With advances in lithography, scientists today can create arrays of coupled ferromagnetic structures (dipoles) that mimic atomic spins. These artificial spin lattices (ASLs) can provide insight into collective spin motions and dipole interactions, which often play important roles in determining the ground states of quantum materials and could prove crucial for implementing advanced computing and data-storage strategies. Understanding such systems is challenging due to low phase-transition temperatures and lack of control in the engineering of atomic systems.
In this work, researchers fabricated two-dimensional, square, permalloy (Ni0.8Fe0.2) ASLs that undergo a paramagnetic-to-antiferromagnetic (AFM) phase transition with decreasing temperature. The presence of antiferromagnetic superdomains below the transition temperature was confirmed using photoemission electron microscopy (PEEM) at ALS Beamline 11.0.1.1.

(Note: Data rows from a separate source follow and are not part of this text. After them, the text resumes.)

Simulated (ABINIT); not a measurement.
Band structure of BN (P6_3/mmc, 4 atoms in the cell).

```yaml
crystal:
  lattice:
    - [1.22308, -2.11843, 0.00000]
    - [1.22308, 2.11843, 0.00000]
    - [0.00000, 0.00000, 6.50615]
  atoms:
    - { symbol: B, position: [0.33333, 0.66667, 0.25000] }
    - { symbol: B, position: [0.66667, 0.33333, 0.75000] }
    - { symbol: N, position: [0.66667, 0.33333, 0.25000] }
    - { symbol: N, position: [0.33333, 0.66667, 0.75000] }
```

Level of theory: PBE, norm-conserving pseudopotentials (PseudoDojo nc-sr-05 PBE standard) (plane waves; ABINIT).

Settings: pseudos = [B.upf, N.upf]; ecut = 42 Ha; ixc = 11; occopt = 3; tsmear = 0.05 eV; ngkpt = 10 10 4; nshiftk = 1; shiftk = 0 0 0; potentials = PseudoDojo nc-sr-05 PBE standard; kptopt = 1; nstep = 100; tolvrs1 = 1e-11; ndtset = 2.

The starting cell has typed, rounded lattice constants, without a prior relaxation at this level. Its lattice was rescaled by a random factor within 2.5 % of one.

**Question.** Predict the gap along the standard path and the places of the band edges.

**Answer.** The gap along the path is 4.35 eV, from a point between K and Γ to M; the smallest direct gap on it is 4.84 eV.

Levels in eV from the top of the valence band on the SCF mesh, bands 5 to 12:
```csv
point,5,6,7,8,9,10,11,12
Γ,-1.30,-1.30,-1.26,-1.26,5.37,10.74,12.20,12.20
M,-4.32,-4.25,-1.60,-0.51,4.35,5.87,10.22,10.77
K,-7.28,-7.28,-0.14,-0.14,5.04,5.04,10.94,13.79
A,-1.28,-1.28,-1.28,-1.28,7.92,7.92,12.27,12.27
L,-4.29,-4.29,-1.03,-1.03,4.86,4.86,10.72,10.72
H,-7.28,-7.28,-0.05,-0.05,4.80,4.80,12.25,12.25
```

Using coherent x-rays at ALS Beamline 12.0.2 and NSLS-II Beamline 23-ID-1, researchers made the first-ever observation of spontaneous, millisecond-scale fluctuations in magnetic domain walls. In the technique they used—x-ray photon correlation spectroscopy (XPCS)—coherent x-ray diffraction from magnetic superdomains produces a complex interference (speckle) pattern related to real-space magnetic textures. By tracking the time-dependent speckle motion, the researchers discovered that superdomain walls have two distinct regimes of motion as the ASL goes through the AFM phase transition: low-temperature ballistic and high-temperature diffusive.
Such studies of the dynamical properties of magnetic domains are critical to understanding ordering mechanisms in ASLs, and ultimately for implementing real-world applications based upon artificial spin systems. The XPCS method and model used in this work can be readily applied to future studies of fluctuations in various quantum materials.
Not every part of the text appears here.